Tuesday, November 3, 2009

Job-hunting


One year into the Great Recession, the title begs the question: is this a futile exercise in grandiose thinking? The jury's still out, since everyone I know engaged in the aforementioned quest is coming up empty. Regardless of age, gender, race, socio-economic status (rapidly changing with each failed attempt) friends and acquaintances are striking out every day. A fifty-something female with a master's degree worked at a 7-Eleven for one year, earning just enough to scrape by. About a month ago, while opening up in the early morning hours, a speeding car swerved into the parking lot, a guy in a ski mask jumped out and she found herself in a caught-on-video-cam nightmare unfolding like a Lifetime movie, the perpetrator holding the gun to her head and threatening to blow her brains out if she didn't cough up the cash. She survived and I reiterated a parental plea: Don't ever work in a convenience store.

My twenty-two-year-old nephew graduated with honors last spring from an elite university. Faced with student loan bills and raring to plunge into the job market--virtually an oxymoron in 2009--he just returned home from a two month stint in Chicago applying for scores of positions. This bright, academically-accomplished, motivated young man never got a single interview.

As for me, I'm job-hunting after a two-decade lapse. I've been gainfully employed in the theater during that time and managed a little task known as stay-at-home mothering, but I haven't collected a paycheck in the Real World since 1988. Folks with hiring power aren't exactly vacuuming the red carpet. In terms of job experience, I'm a creature of the copy machine, landline and, yes, that archaic cast-off, the typewriter. In other words, a dinosaur. In the fashion world they say the eighties are back, in which case I'm your girl. I can hover over customers in a retail environment, humming Madonna and Cyndi Lauper hits with the best of them.

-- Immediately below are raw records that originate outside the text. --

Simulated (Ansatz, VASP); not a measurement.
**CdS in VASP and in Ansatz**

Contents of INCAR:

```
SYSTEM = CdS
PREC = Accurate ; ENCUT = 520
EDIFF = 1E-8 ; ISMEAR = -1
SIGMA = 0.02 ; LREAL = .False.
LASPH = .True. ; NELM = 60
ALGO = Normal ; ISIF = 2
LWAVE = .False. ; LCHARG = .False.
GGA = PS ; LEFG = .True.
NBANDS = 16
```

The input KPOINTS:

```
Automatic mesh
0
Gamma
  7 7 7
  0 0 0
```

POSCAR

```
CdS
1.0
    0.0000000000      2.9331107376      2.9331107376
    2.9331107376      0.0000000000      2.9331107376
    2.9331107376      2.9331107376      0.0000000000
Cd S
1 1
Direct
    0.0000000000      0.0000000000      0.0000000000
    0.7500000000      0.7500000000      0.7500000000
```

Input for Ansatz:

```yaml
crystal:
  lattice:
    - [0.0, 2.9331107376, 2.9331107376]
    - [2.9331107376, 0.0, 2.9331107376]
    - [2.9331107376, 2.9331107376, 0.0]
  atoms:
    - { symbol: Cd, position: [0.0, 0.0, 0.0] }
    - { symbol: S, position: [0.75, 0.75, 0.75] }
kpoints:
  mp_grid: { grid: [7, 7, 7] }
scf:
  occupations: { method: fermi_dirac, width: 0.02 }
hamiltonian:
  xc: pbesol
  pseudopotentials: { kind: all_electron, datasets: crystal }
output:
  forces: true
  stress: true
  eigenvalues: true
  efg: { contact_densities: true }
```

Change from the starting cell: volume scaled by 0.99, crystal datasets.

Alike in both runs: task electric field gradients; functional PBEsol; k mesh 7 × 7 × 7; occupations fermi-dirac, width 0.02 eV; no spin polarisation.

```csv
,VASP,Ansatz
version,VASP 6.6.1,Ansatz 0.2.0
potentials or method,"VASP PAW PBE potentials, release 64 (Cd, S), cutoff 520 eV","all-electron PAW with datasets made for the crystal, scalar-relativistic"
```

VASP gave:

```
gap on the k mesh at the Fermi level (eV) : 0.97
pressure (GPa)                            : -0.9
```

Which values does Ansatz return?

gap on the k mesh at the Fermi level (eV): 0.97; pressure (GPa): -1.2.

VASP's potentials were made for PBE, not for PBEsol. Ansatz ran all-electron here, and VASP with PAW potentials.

This search reminds me of our tribal origins; all these years my husband has been doing the hunting while I did the gathering. Him, Tarzan. Me, Jane. Gathering is my specialty, especially in the clearance section of Marshall's or the lower shelves at the Flea Depot. I'm so good at it I qualify for the cable show "Hoarders", where hapless clutterers stare at ten-year-old magazines wondering if they'll ever need the article about how to de-claw your cat at home. Metaphorically speaking, my email inbox is full of memos I failed to get, i.e., the Transition From Housefrau and Child-Herder To Second Act. If F. Scott Fitzgerald was right and there are none of the latter in American lives, I should have paid more attention to the wiles of Betty Grable, Marilyn Monroe and Lauren Bacall in How To Marry A Millionaire.

So one reinvents oneself, reshuffles the deck, spruces up the promo and self-publicizes. As a song about being a successful stripper (from the Broadway show Gypsy) put it, "Ya Gotta Have a Gimmick." Thus, the birth of yet another blogger, me, itching for a following, you. And speaking of stripping, I hear the soft-core porn world actually welcomes Cougars who've hit the mid-century mark. If this economy doesn't improve soon Mommy may consider plying the trade.